Christians worldwide will be observing the holy day of Pentecost on Sunday, an observance that derives from the descending of the Holy Spirit to Earth upon the early Church in an event recorded in Acts 2:1–40.
"Suddenly a sound like the blowing of a violent wind came from Heaven and filled the whole house where they were sitting. They saw what seemed to be tongues of fire that separated and came to rest on each of them. All of them were filled with the Holy Spirit and began to speak in other tongues as the Spirit enabled them," reads the first few verses of the Acts passage.
Here are five things you should know about the practices and history associated with Pentecost Sunday (click on the next page).
Although a defining moment in the New Testament, the Pentecost celebration started long before the disciples had the Holy Spirit come upon them.
Pentecost was originally a harvest festival that was known as "The Feast of Weeks" or "Shavout," taking place 50 days after Passover.
"Israelites brought the first fruits of the harvest to the Temple, hence the name Hag ha'Bikkurim, the Festival of First Fruits," noted Tzippe Barrow, a Jerusalem-based producer for CBN.
"They likely brought some of the seven species with them — olives, grapes, wheat, barley, figs, dates, and pomegranates — those harvested in the spring after the winter rains."

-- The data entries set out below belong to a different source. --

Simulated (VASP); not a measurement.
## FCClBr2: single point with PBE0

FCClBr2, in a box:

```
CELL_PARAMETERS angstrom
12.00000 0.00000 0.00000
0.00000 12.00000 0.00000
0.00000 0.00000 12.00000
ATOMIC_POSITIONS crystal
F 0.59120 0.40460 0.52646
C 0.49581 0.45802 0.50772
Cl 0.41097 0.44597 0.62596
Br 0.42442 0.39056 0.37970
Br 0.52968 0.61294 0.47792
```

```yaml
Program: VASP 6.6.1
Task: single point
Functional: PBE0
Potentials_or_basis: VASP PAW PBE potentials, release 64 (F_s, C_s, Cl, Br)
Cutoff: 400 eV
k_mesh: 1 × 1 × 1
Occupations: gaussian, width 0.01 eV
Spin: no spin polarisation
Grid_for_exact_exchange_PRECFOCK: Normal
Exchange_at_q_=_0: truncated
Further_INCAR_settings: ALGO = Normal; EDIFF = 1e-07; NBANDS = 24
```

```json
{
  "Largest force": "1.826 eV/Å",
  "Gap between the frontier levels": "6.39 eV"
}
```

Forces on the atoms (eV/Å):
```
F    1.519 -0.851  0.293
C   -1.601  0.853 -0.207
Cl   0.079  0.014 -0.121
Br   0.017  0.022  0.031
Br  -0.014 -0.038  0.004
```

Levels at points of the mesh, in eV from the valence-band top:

The name "Pentecost" derives from a Greek word meaning "fiftieth." The reason is that the date falls 50 days after Easter, the highest holy day on the Christian calendar.
For the original Jewish festival, the significance was that it was 50 days after Passover. Regardless, 50 is a prominent calendar feature.
"This name came into use in the late Old Testament period and was inherited by the authors of the New Testament," noted the National Catholic Register.
The Pentecostal Movement derives its name from the holy day, as their worship stresses the receiving and the moving of the Holy Spirit.
In 2017, Pope Francis announced plans to host a Pentecost Sunday worship service that included not only Catholics but also Pentecostals.
Catholic News Service reported last month that the head of the Roman Catholic Church invited approximately 300 Charismatic and Evangelical leaders to Rome for Pentecost Sunday.
"While some Pentecostals in some parts of the world, especially in Latin America, have a reputation for trying to convince Catholics to leave the Church, the reality is that the Catholic-Pentecostal relationship is much more varied," noted CNS.
"In many places, they share praise, worship, music and Bible studies with Catholic charismatics, and they set out together to proclaim to all that Jesus is Lord and work alongside each other to feed the poor and defend the unborn."
For many churches, it is common for the clergy to wear red for Pentecost, and to also have items like the vestry and the altar decorated with red banners.
"Red is the color of blood and represents the burning love of the Holy Spirit," noted the website Our Sunday Visitor.
"Red vestments are worn on Palm Sunday, Good Friday, all feasts of Our Lord's Passion, on Pentecost and on the feast days of martyrs."
In keeping with the theme of red, a 2010 piece on the United Methodist Church's website noted that traditional ways of celebrating Pentecost include the Italian custom of dropping rose petals from the ceiling during worship and draping things in crimson fabrics.
Among the many things done by churches to observe Pentecost, one that many congregations do, namely those who practice infant baptism, is to confirm their youth.
Confirmation involves young people, usually teenagers, making their own profession of faith and becoming official members of a congregation.
According to an entry on the Catholic website The New Theological Movement, there is a longstanding link between the Confirmation and Pentecost.
"The catechism of the Catholic Church sees Pentecost as the principal scriptural foundation for the sacrament of confirmation," noted TNTM in a 2012 essay.
"The connection between confirmation and Pentecost is so strong, that the Roman Catechism of the Council of Trent desired that the sacrament 'be administered principally at Pentecost,' explaining that 'on that day especially were the Apostles strengthened and confirmed by the power of the Holy Ghost.'"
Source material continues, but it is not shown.